At least 19 people have been killed in South Sudan, including an American freelance journalist, after fighting broke out between government troops and rebel forces in the southern part of the country, rebel leaders and the military said.

Christopher Allen, who worked with various news outlets was killed in heavy fighting in the town of Kaya in Yei River State on Saturday.

However a South Sudanese army spokesman denied that Allen, who was killed covering conflict there on August 26, was deserving of civilian status. The Committee to Protect Journalists called for an independent investigation into the circumstances surrounding Allen’s death, and urged authorities to respect all journalists’ status as civilians.

Allen had been embedded with opposition forces for two weeks, Col. Lam Paul Gabriel, the rebel’s deputy spokesman, told CPJ. South Sudan army spokesman Lul Ruai Koang said journalists who enter the country with rebel forces will not be protected, The Associated Press reported. “Anybody who comes attacking us with hostile forces will meet his fate,” Koang told journalists, according to AP.

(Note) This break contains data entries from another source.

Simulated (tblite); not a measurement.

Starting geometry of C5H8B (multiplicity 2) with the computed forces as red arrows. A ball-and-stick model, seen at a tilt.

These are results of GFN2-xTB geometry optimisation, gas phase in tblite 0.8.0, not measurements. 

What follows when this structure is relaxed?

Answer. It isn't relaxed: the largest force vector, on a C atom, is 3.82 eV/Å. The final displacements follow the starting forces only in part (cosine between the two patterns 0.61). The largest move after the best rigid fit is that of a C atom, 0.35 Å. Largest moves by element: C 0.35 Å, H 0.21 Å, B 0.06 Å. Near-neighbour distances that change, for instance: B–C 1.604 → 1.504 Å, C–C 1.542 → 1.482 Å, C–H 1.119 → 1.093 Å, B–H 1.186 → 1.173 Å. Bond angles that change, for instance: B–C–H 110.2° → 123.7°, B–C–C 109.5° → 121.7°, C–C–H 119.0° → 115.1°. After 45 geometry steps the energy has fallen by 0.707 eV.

“We are sad for his family. He came here to tell our story,” one rebel fighter, who asked not to be named, said. He added that Allen had been in the middle of the fighting and wearing a jacket marked ‘PRESS’.

“Taking photographs and reporting events is not attacking. It is journalistic work done by civilians, who are protected under international law,” said CPJ AfricaProgram Coordinator Angela Quintal in New York. “We call for a credible, independent investigation into the killing of Christopher Allen so that those responsible can be held to account.”